Like sheep, sometimes we become cast because we are looking for a soft spot, an easy place, where there is no hardship or risk and no need for endurance or self-discipline. Like the rich young ruler in Scripture, we think we are safe when we are on the verge of being cast down. In this case, the Good Shepherd may move us to a new pasture where things are not as easy and we are less likely to become cast. This too will be for our good.
A second reason we may become cast is just because we are carrying around too much wool. We may be clinging to the accumulation of things and the pursuit of earthly desires and pleasures that weigh, drag and hold us down. In this case, the Good Shepherd may have to shear us to free and keep us from becoming cast by the weight of our own self-centeredness.

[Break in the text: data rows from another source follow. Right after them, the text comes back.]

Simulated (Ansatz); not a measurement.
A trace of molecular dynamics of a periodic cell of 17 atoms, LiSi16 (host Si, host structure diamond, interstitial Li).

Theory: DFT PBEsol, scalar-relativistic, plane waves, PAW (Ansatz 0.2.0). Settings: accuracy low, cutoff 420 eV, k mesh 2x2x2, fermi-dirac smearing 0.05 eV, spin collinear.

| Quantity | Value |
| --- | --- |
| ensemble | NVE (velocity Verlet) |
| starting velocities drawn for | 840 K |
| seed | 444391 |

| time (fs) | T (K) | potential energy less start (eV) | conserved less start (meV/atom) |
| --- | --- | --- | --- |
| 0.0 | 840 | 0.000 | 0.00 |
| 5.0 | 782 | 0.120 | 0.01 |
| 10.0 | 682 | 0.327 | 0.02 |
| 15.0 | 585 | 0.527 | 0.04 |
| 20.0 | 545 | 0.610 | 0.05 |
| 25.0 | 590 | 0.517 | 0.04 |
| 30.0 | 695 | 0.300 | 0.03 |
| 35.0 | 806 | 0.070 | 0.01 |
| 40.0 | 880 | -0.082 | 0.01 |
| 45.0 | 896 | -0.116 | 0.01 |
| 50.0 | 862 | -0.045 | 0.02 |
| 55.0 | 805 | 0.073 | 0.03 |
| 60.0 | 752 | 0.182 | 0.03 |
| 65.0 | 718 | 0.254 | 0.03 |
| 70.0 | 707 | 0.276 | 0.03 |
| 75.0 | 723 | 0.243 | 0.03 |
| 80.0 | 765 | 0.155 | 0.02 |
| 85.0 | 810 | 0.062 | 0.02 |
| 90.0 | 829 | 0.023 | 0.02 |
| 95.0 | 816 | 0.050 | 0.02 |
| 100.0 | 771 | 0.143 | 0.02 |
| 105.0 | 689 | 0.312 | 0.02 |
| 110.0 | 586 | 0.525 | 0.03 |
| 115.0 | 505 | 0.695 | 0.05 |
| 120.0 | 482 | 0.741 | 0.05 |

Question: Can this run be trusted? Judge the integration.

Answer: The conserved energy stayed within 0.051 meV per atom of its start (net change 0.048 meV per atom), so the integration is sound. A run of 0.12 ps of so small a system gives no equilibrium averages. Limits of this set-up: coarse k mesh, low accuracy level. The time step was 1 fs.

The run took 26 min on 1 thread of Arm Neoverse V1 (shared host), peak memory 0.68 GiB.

Sheep do not enjoy the shearing process. They kick and struggle, getting a few scrapes and cuts. It is also a lot of work for the shepherd, but occasionally it must be done. This is usually not a pleasant process but it sure brings relief when we are free from all the worries.
Another reason is because our fleece gets burdened down by mud, manure, burrs and other debris. This is when we succumb to our temptations and fall into willful sin. This may be the easiest to see, but it is often the most hurtful and the hardest to overcome. But even then, the Good Shepherd will take us in hand and apply the cutting edge of His sword – the Word of God – that pierces our soul, brings us to repentance and frees us from the sin that weighs us down. This too can be unpleasant, but what a restoration!
Many people have the misconception that when a child of God falls, frustrated, helpless and in a spiritual dilemma, God becomes disgusted, angry and fed up. The fact is that this is not accurate. We see God’s heart in this matter when we realize He sent Jesus to be our Shepherd. He has the same identical concern and compassion a good shepherd has for a cast sheep. He comes quickly and eagerly, ready to help, to forgive, to save and to restore. All we have to do is surrender and cooperate in His restoration process.
This is why David said in Psalm 23, "The Lord is MY shepherd; I shall not want. He makes me to lie down in green pastures; He leads me beside the still waters. He restores my soul; He leads me in the paths of righteousness for His name’s sake ...." David knew what it was to be cast and what it was to be restored by the Good Shepherd! He learned his Shepherd would always be looking out for him. If ever he fell, the Good Shepherd would seek him out to restore him. All he had to do and all we have to do is cooperate with our Shepherd and allow Him to do in our lives whatever He needs to do so we can be fully restored in our relationship with Him, with others and even with ourselves.